Why Am I So Hard on Myself?

Monday, July 9, 2018

I took a 9:30am Harness Cycle class last Friday, cutting a little bit into my work day - but because I had a light workload for the day & had worked late the night before, I didn't think too much about it. It was also the Friday of a holiday week; who can concentrate then?! 

While in class, though, I started to feel guilty for taking time off work without telling anyone - yes, despite the fact that most of my work was already done & that I was still working the right amount of hours for a regular workday, just slightly out of order. As I rode, I started to beat myself up: What if someone needed me? What if someone needed me & I wasn't around & they thought I was a terrible, constant slacker? What if someone needed me & couldn't find me & told my boss & I got in trouble?

Who, whoa, whoa, self. Calm it down.

The ride continued, & my mind kept going. I started to fall into one of those weird brain spirals, the kind that has you second-guessing everything you do or have ever done: Why can't I wake up earlier to go to a class before work? Why do I stay up so late?Why am I so shitty at being adult?

And it was there, finally, that I was able to stop myself: Hey, wait, I'm not a shitty adult!

But I sure do like to tell myself I am.

I've been feeling out of shape lately, & I've eaten one too many slices of pizza in celebration of summer. What a slug, I told myself. But I've been working out - hard - two to three times for the first time in my life. Give yourself some credit, I reminded myself.

I've been feeling a little bit unsettled at work lately, & I have a a pile of stuff to edit, plus a webinar I haven't yet written an outline for. What a slacker, I told myself. But I've been doing a ton of work on our action around family separation, trans rights, & gun violence prevention, among others. Give yourself some credit, I begged myself.

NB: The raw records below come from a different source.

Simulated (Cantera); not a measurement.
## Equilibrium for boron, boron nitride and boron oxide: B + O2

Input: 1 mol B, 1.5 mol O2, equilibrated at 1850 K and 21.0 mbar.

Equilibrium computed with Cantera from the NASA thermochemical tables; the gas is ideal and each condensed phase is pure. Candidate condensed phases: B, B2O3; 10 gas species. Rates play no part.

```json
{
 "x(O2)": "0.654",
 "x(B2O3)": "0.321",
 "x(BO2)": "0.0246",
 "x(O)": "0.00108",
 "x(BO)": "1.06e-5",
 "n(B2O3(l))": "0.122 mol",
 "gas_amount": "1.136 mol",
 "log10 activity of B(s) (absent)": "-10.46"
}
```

I've been feeling like a totally unsuccessful writer lately, & I've got a freelance piece due on the 16th that I haven't started yet. What a procrastinator, I told myself. But I just finished a 1,200-word personal essay on mental health, to very positive feedback (& minimal changes!) from my editors. Give yourself some credit, I implored myself.

I am so quick to chastise myself, to insist that I could be better. I could exercise more, I could eat healthier, I could be neater, I could clean the bathroom more often, I could wake up earlier, I could go to bed earlier, I could do more work, I could work more hours, I could save more money, I could, I could, I could, I could.

But what about all the things I'm already doing?

What about the cycling classes I've finished & the work I've completed & the freelancing I've done & the activism I'm engaged in? What about the three blog posts a week & the mostly-clean apartment & the loving marriage & the relationship with my mom & the money in my savings account? Why am I so quick to dismiss my successes - even the small, everyday ones?

Life is a challenge - all of it, for all of us - & those small successes deserve our recognition & appreciation as much as the large ones do. When you put them all together, they're one big success. They're a life.

For someone who has struggled with mental illness, especially, it's all too easy to insist that I could be so much better. In that moment, though, in the middle of that ride, I thought to myself: I am pretty damn good.

And now I just need to remember it - like, all the time.